Norwich

Norwich in 1727 – Don Quixote at the King’s Arms Playhouse

As I’m up at 02:00 waiting for security to open at Rome Fiumicino airport, I thought I’d look at some newspapers from 1727 as that’s great entertainment for an early morning. It’s one of the earlier editions of the Norwich Mercury, which was printed from the early 1720s until May 1949.

“Never play’d Here.

By the Norwich Company of Comedians:

At the King’s-Arms Playhouse on Monday next, being the 20th of this Instant February, will be Acted a COMEDY call’d,

DON QUIXOTE.

With the Comical Humours of Sancho Pancha his Esq; Teresa Pancha his Wife, and Mary the Buxom his Daughter.

The Parts to be perform’d as follow, viz.

MEN.

Duke, Mr. Duckworth.
Cardenio, Mr. James.
Ambrofio, Mr. Frisby.
Bernardo, the Chaplain, by Mr. Collier.
Mannel, the Civility Maſter, Mr. Green.
Pedro Rezzio, Mr. Morris.
The Page, Mr. Buck.
Don Quixote, Mr. Marshal.
Sancho Pancha, his Esq; Mr. Paul.

WOMEN.

Dutchefs, Mrs. Paul.
Marcella, Mrs. Frisby.
Rodriquez, by Mrs. Green.
Teresa Pancha, Mrs. Plomer.
Mary the Buxom, Mrs. Buck. With Dresses and Entertainments proper to the Play.

To begin at Six a Clock. Vivat REX.

And on Thursday next, being particularly desired, will be Acted the Provok’d Wife.”

Firstly, the King’s Arms Playhouse is something of a mystery and doesn’t come up on any searches. There have been ten pubs in Norwich with this name, but there’s only one which seems to have been open at this time and it’s a pub still in existence, now called Berstrete Gates. Don Quixote had been written just over 100 years before, so was an old favourite even back nearly three hundred years ago.

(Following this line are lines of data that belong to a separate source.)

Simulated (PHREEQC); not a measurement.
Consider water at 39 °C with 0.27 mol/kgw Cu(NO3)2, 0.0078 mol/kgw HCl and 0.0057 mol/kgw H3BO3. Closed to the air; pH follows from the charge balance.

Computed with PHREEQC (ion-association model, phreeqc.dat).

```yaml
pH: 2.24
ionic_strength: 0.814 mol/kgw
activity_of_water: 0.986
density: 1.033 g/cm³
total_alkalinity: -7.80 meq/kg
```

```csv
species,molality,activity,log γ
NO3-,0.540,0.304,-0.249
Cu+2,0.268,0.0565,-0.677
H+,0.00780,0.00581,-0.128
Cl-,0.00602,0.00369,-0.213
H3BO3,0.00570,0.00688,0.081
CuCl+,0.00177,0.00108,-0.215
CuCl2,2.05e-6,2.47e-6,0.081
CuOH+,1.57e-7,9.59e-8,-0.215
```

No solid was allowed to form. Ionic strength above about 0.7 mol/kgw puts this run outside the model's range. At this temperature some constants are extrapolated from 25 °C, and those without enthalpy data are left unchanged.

It’s rather sub-optimal that no first names were given, it’s too hard to work out who any of these early actors and actresses were. They were a touring company, as their names appear in locations across the region. Fortunately, a little more is known about the Norwich Company of Comedians, who between 1731 and 1757 made the White Swan Inn, near Peter Mancroft, their home. This pub started trading in the early 1600s, but the building was pulled down in the 1960s to make way for car parking. A sub-optimal decision…. Anyway, despite more being known about the company, there’s still no link between the names of the performers in this production and the history of the comedians, so that didn’t help much.

Despite my failures of research, it’s still a rather lovely little piece of Norwich history, a theatre company performing 300 years ago to surprise and delight the locals….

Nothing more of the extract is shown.